Ladies in White is an opposition movement in Cuba consisting of wives and other female relatives of jailed dissidents. The women protest the imprisonments by attending Mass each Sunday wearing white dresses and then silently walking through the streets dressed in white clothing. The color white is chosen to symbolize peace.

The movement received the Sakharov Prize for Freedom of Thought from the European Parliament in 2005.

During the Black Spring in 2003, the Cuban government arrested and summarily tried and sentenced 75 human rights defenders, independent journalists, and independent librarians to terms of up to 28 years in prison.

For its part, the Cuban government accused the 75 individuals of “acts against the independence or the territorial integrity of the state”, including belonging to “illegal organizations”, accepting money from the United States Interests Section in Havana and of “hijacking”, “terrorist activities”, and collaborating with foreign media. In the view of the Committee to Protect Journalists, the Black Spring violated the most basic norms of international law, including Article 19 of the International Covernant on Civil and Political Rights which guarantees everyone the right to “seek, receive, and impart information and ideas of all kinds, regardless of frontiers, either orally, in writing or in print, in the form of art, or through any other media of his choice.”

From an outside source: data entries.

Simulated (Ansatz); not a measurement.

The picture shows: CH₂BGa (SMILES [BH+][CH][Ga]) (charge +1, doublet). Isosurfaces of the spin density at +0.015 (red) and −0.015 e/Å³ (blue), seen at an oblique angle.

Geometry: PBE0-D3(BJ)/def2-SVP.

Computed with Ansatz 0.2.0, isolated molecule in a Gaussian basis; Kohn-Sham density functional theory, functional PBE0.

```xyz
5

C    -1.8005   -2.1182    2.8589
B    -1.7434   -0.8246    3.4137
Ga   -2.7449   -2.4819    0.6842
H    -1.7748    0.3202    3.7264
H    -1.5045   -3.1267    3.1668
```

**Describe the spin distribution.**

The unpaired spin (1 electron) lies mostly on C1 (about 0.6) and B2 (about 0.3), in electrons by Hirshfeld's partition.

Under the leadership of Laura Pollan, the Ladies in White group was formed two weeks after the arrests. Relatives of the prisoners began gathering on Sundays to pray for their relatives. After each Mass, they began a ritual procession from the church to a nearby park. The white clothing they wear is reminiscent of the Argentine Madres de Plaza de Mayo, who used a similar strategy to demand information about their missing children from the 1970s military junta. Each marcher wears a button with a photo of her jailed relative and the number of years to which he has been sentenced.

The Cuban government has criticized the Ladies in White for being a subversive association of American-backed terrorists. On Palm Sunday in 2005, the pro-government Federation of Cuban Women sent 150 women to counter-protest the group.

At times, sizable mobs have attacked the Ladies in White, yelling insults at them, and assisting the police to throw them into police buses. However, since Cardinal Jaime Lucas Ortega y Alamino intervened on their behalf in 2010, they have generally been allowed to protest outside of his church.